On Friday, commission members said that even if the papers technically didn’t include a full mailing address, it isn’t worth blocking someone from the ballot on those grounds. That sentiment was most strongly expressed by two of the Democrats on the body.
“I see the basis for the challenge,” Commissioner Ann Jacobs said. “I think it’s appropriate to make it, I don’t think it was frivolous, but I also don’t think it rose to the level where we can argue that it’s sufficient to keep someone off the ballot, is my inclination on this. It’s up to the voters.”
The commission met Friday to decide 11 challenges to ballot access. The dispute over Michels’ access took the longest, with attorneys for Michels and the complainant first arguing over procedural processes. Once the arguments over the merits of the dispute began, each side was given 20 minutes to make its case — far more than the five minutes that other campaigns were allowed.
Later, the commissioners asked several questions of the lawyers, with each given several minutes to further argue their case. At one point, Mandell and Republican-appointed commissioner Robert Spindell spent ten minutes going back and forth over the issue.
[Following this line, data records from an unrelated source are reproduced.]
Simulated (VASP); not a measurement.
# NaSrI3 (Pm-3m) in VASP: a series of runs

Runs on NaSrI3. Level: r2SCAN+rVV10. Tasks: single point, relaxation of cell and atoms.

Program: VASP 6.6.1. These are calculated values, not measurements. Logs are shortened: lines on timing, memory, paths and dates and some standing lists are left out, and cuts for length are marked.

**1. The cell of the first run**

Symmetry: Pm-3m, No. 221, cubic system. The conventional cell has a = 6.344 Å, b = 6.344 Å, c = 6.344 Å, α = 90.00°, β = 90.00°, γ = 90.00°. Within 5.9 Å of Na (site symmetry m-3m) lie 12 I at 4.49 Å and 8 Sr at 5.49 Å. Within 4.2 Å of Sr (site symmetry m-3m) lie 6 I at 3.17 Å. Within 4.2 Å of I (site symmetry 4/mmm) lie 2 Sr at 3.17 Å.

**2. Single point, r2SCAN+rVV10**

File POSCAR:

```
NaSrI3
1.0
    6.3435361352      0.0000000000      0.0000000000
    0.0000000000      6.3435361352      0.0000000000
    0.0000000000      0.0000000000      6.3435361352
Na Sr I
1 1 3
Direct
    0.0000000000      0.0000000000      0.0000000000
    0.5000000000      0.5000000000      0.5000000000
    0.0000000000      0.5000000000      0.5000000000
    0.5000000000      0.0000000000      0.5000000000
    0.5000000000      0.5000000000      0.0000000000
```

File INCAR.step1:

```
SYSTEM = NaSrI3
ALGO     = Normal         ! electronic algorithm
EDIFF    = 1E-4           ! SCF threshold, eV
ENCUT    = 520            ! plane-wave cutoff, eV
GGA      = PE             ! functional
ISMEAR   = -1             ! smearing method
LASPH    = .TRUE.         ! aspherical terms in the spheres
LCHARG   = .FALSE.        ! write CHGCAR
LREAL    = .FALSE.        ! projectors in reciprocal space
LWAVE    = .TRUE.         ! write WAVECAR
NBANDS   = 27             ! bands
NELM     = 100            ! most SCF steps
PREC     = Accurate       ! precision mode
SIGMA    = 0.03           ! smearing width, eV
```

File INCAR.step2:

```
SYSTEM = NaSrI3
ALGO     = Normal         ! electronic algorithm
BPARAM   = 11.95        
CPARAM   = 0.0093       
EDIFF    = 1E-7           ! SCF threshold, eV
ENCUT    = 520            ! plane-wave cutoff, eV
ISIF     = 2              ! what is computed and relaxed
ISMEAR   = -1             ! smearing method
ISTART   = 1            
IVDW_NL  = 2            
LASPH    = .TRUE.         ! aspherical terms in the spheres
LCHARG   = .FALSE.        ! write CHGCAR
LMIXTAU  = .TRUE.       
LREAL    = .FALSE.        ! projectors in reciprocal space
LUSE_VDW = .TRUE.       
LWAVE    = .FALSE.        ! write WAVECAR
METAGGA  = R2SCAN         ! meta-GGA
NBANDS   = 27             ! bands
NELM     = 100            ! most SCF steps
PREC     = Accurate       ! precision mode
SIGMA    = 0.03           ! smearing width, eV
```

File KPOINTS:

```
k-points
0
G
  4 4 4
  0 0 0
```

Michels’ acceptance to the ballot puts him in the campaign against former Lt. Gov. Rebecca Kleefisch, state Rep. Tim Ramthun (R-Campbellsport) and former U.S. Senate candidate Kevin Nicholson. The election is scheduled for August 9.
In most of the other ballot access challenges, which included a number of longshot candidates for congressional seats and a challenger to Assembly Rep. Janel Brandtjen (R-Menomonee Falls), the commission took the action that was recommended by the agency’s nonpartisan staff after their analysis of the complaints. Brandtjen’s opponent was allowed on the ballot.
The commission also unanimously rejected a complaint against former Democratic state Sen. Patty Schactner, who is running for a seat in the Assembly. The complaint against her was made on similar grounds as the complaint against Michels.